My data is xml'ish (here is an excerpt) :-
<bag name="mybag1" version="1.0"/>
<contents id="coins"/>
<bag name="mybag2" version="1.1"/>
<contents id="clothes"/>
<contents id="shoes"/>
<bag name="mybag3" version="1.6"/>
I want to delete line containing mybag2 and its subsequent contents (number of contents lines can vary). Thus I wish to delete from pattern mybag2 up to (but not including) the next "bag name" tag and result in :-
<bag name="mybag1" version="1.0"/>
<contents id="coins"/>
<bag name="mybag3" version="1.6"/>
I have tried this a few different ways with sed and awk and have yet to find a solution. Any help would be appreciated.
This is my solution:
file : awk_tets
BEGIN { flag = 0}
/^<bag name="mybag2"/ { flag = 1}
/^<bag name="mybag3"/ { flag = 0}
{ if (flag == 0) { print; } }
in command line:
$ awk -f awk_test your_data_file > result
Let's try it
kholostoi:
This is my solution:
---------file : awk_tets --------------
BEGIN { flag = 0}
/^<bag name="mybag2"/ { flag = 1}
/^<bag name="mybag3"/ { flag = 0}
{ if (flag == 0) { print; } }
---------------------------------------
in command line: $ awk -f awk_test your_data_file > result
Let's try it
this is what i had in mind too, problem is that it may not handel nested ceses too well.....
I tried that solution :-
me@myserver $ nawk ' BEGIN { flag = 0} /^<bag name="mybag2"/ { flag = 1} /^<bag name="mybag3"/ { flag = 0} { if (flag == 0) { print; }}' test2
<bag name="mybag1" version="1.0"/>
<contents id="coins"/>
<bag name="mybag3" version="1.6"/>
It works, but the issue is that the second bag name could be any value, its not specifically "mybag3", so the second pattern must be the more generic "/^bag name=/
So i tried that also :-
me@myserver $ nawk ' BEGIN { flag = 0} /^<bag name="mybag2"/ { flag = 1} /^<bag name=/ { flag = 0} { if (flag == 0) { print; }}' test2
<bag name="mybag1" version="1.0"/>
<contents id="coins"/>
<bag name="mybag2" version="1.1"/>
<contents id="clothes"/>
<contents id="shoes"/>
<bag name="mybag3" version="1.6"/>
it failed because the flag was being reset straight after it was set as the more generic pattern also matched the mybag2 line.

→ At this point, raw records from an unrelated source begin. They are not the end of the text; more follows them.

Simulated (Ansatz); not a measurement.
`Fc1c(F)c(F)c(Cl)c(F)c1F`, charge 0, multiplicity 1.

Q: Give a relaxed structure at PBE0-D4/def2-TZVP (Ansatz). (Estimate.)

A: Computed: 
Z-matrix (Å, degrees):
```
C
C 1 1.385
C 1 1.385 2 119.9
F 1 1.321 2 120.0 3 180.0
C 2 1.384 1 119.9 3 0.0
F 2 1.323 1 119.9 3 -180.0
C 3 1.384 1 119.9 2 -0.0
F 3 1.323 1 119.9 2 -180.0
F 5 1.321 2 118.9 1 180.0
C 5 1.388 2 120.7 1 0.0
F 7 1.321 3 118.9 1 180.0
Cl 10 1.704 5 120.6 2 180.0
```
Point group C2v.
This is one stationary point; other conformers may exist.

Then I switched the pattern order and BINGO !
me@myserver $ nawk ' BEGIN { flag = 0} /^<bag name=/ { flag = 0} /^<bag name="mybag2"/ { flag = 1} { if (flag == 0) { print; }}' test2<bag
name="mybag1" version="1.0"/>
<contents id="coins"/>
<bag name="mybag3" version="1.6"/>
Thanks very much for leading me in the right direction kholostoi
Or:
awk '/^<bag name=/{f=0}$0~v{f=1}!f' v="mybag2" file
Use nawk or /usr/xpg4/bin/awk on Solaris.
much more elegant, thanks radoulov
I will use that